Editorial #9

Editorial #9

At the first hint of blue sky––which hit me this year with a near-psychedelic clarity––I want to go swimming or shopping or beer garden-ing every single day. Good weather feels endless to me, and whenever it appears I begin to imagine a future without suffering or risk, without change. This is, of course, literally not how anything works. 

Deep down, I know that embracing uncertainty is part of life, and that it will make it easier. I remember the lotus-eaters. But whenever the sky is blue and the temperature’s above sixteen, whenever I’m in the company of people I care about, whenever I’m making work that I love––I want everything to stay that way forever. I want to trap whatever makes me happy in amber, like a prehistoric butterfly. I never want it to rain, or for anyone to go home, or to complete a draft. But I realise that this is an essentially sedentary impulse, and a paradoxical one. People, and poems, need possibility. 

In her interview for this Issue of bath magg, feature poet Lillian Allen explains that her poems aren’t meant ‘to lay still on the page […] They are intended to be alive in the world’. Full of fantastical objects and voices, swans by their thousands and cows in pink taffeta, the poems in Issue 9 refuse stillness, instead furnishing rooms within everyday griefs and historical violences with their own precarious dreams and desires.

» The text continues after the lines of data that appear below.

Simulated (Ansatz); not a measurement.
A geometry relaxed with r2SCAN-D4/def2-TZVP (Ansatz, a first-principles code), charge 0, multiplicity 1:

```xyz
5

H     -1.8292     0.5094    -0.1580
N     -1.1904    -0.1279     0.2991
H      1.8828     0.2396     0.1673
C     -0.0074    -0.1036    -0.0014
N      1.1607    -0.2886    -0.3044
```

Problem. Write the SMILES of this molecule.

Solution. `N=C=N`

Antosh Wojcik’s ‘Skiing’ opens with the antidote to its central apprehension: ‘A lack of wilderness in the house / guts the nerve of its men.’ In ‘A cigarette tastes better when the house is full’, Arji Manuelpillai tries to grasp a brutality that won’t allow itself to be flattened to a single moment: ‘To say a tree begins at the bark / is like saying a killer / begins at the killing.’

Yanita Georgieva’s ‘Posh Salad’ admits an apprehension towards potential parenthood: ‘Every minute with children feels like a test.’ Kim Moore’s ‘Working’ balances these parental anxieties against selfhood: ‘I imagine the world taking her from me, / how then I would be done with the world.’ These fears are inverted in the deathless disconcertion of Freya Jackson’s ‘Half-life’: ‘for now we have no more funerals / to look forward to’. 

Courtney Conrad’s ‘Babylon Wah Tun Us Inna Rasta Mouse’ contests the fantastical violences of empire: ‘If flatten bodies coulda mek a boat’. And in ‘The Other Side of Nowhere’, André Naffis-Sahely releases the paradoxical desires that are borne out of those violences: ‘but you cannot rescue history from dust’.  

The poets in bath magg’s ninth issue make space for mourning and dancing, for questions without answers, for being alive in the world, which is to say—for precarity. These are poems that know when to hold and when to let you fall. As Bob Hicock writes in ‘Welcome’: ‘I dream of unity / not certainty’.